Family and friends got the chance to pay their final respects to Lacey Jones Mcknight Thursday.
Police said her death was the result of an ongoing domestic dispute.
Mcknight's family is asking that donations in her memory be made to the Discovery House Family Violence Prevention Society.
Violence prevention an ongoing fight
Thursday also marked the start of Family Violence Prevention Month.
Victim advocates launched what they call the "break the silence" campaign to recognize the 200,000 Albertans who report domestic abuse every year.
It hasn't been a good fall on the domestic violence front in Calgary.
A month ago, a mother killed her six-year-old son in the family's apartment.
Andrea Silverstone, the co-chair of a group of local agencies that fight domestic violence, says the recent high-profile deaths could possibly help those in the same situation.
"When awareness raises and the media covers it, people realize that they might be in an abusive situation and they access support," she said.

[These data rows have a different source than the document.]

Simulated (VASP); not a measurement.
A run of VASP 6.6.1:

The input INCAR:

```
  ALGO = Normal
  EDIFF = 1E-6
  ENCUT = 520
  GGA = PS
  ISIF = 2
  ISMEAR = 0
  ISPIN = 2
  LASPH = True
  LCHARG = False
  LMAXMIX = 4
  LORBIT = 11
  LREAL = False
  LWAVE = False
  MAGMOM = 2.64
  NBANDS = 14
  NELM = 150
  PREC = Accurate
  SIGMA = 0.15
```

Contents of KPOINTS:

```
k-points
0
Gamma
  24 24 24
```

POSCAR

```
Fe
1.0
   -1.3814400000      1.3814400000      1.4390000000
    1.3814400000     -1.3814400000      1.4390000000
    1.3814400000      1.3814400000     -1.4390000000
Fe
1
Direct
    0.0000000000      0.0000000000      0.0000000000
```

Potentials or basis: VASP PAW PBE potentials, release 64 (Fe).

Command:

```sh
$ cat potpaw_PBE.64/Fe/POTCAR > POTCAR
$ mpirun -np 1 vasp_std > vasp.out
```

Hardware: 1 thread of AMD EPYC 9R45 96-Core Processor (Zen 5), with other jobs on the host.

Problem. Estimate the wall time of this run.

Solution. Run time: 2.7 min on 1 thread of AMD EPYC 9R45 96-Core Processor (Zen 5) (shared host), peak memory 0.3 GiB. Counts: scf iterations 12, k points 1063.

Victims can look to local groups for help
Experts say victims also need to feel as though they can speak out when they're in trouble.
"I think once you make that and you realize you're not alone, it's easier to not be ashamed and to reach out and get the help," said domestic abuse survivor Melody Bundt Witwer.
Those who need help getting out of a violent relationship can call Connect at 403-237-5888.
The Calgary Counselling Centre is also offering a domestic abuse webinars on its website.
Calgary police are called to about 16,000 houses a year because of family violence.
Supt. Sat Parhar says there are a dozen officers who specialize in the problem, but it's not enough.
"You look at those numbers — 16,000 calls — and we deem 300 to 400 to be high risk at any given moment," he said. "It's tough to say we can't use more people."